Wednesday 20th March 2019, 4:11pm
Mountaineering Scotland has called on the Scottish Government to review a decision which will damage one of Scotland’s most iconic landscapes.
A special meeting of The Highland Council today approved three hydropower proposals which will impinge on wild land areas in Glen Etive, itself part of a National Scenic Area.
Stuart Younie, Chief Executive Officer of Mountaineering Scotland, said: “This is a disappointing decision by The Highland Council. It brings into question the purpose and value of allocating special designations which are intended to help protect our finest landscapes. We understand the arguments being made in support of the proposed developments but feel there was a wider point of principle at stake today. This was about the stewardship of a national asset and we hope this decision has not set a dangerous precedent which encourages more development applications in our wild land and national scenic areas. “
Mountaineering Scotland’s Access and Conservation Officer Davie Black said: “We are disappointed at this decision as there were serious issues raised about the impact of these developments on the landscape here, an area of great importance for outdoor recreation.

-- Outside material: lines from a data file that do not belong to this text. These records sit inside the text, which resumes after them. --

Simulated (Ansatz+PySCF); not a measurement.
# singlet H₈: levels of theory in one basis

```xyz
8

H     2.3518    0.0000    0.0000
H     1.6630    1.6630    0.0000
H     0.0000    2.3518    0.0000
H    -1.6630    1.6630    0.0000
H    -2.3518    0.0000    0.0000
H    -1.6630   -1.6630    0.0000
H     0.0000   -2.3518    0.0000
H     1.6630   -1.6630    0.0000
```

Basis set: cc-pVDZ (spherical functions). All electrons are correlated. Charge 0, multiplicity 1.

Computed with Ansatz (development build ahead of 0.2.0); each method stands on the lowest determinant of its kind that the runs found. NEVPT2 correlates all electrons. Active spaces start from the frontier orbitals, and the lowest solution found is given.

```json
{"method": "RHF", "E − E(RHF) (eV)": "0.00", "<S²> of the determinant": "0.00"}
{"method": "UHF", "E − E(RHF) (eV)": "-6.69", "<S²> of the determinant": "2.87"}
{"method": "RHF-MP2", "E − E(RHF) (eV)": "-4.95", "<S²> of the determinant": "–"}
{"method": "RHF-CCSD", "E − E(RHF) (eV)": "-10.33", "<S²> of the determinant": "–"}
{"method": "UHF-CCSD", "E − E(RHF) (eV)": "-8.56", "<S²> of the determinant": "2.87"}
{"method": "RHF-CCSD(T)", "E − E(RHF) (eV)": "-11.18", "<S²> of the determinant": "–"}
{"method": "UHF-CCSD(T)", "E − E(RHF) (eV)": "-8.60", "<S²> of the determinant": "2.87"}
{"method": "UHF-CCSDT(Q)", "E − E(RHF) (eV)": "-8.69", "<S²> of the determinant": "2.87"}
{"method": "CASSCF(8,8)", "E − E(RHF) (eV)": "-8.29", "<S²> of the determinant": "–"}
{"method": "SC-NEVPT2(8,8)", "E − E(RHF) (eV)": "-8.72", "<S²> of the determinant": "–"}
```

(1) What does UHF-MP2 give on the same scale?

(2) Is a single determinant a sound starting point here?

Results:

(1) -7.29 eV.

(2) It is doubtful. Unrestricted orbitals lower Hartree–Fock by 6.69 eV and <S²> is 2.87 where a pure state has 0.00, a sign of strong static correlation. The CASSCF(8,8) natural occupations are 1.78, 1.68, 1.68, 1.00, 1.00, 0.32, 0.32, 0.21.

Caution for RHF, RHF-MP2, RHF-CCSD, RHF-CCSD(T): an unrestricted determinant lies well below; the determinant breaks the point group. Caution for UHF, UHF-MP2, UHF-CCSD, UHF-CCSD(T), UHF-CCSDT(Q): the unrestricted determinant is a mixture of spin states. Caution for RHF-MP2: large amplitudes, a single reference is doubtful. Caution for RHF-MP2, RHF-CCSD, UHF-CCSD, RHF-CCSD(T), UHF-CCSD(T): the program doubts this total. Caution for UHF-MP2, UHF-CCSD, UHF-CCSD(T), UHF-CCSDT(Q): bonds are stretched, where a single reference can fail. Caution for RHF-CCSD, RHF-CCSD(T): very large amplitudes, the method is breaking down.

“What do we have to do to save our best landscapes from heavy engineering?
“We would call on the Scottish Government to review this decision and to look carefully at how we protect a place that is double locked by landscape protections, between being a Wild Land Area and a National Scenic Area. These are national assets, places of outstanding beauty. It should be in the national interest to look after these areas, and yet these heavy engineering projects are to be allowed to destroy the very qualities that make these steep slopes and deep glens so special.”
No less than seven applications had been submitted to build hydro schemes on both sides of Glen Etive – which is currently designated as a National Scenic Area and identified as having outstanding wild land qualities. Each of the schemes would involve new road construction, bridge-building, trench digging, cement-pouring and power cabling, for a relatively low power output.
Mountaineering Scotland agreed that four of the proposed hydropower schemes fitted in with the already developed forestry plantations, but objected to the three applications on the eastern side of the glen which would spread development up the slopes, damaging the wild qualities of the mountainsides.
Members of The Highland Council’s Planning Committee visited the glen for themselves before approving all seven applications at a meeting in February.
There was widespread outcry at the decision and independent Councillor Andrew Baxter gained sufficient support for a motion to call a special meeting of The Highland Council to review the decisions in respect of the three most contentious applications - Allt Ceitlein, Allt Mheuran and Allt Chaorainn.
The John Muir Trust has also expressed disappointment at the decision to approve the three schemes and warned that Scotland’s wild place are being diminished in pursuit of private profit.
The Trust objected to the three applications because of their potential impact on a popular and accessible scenic landscape within a wild land area.
John Low, John Muir Trust Policy Officer, said: “We first of all want to commend Councillor Andrew Baxter for ensuring that the full Highland Council had an opportunity to examine these applications. We note that around one third of councillors opposed the decision
“The John MuirTrust took a measured approach when objecting to the proposals as we are very concerned at the continued diminishing of Scotland’s wild places at the hands of developers whose sole objective is private profit.
“While we are disappointed at the blanket approval of all three schemes within the wild land area, we welcome the fact that the local community plans to monitor the developments to ensure they are properly restored after construction work.”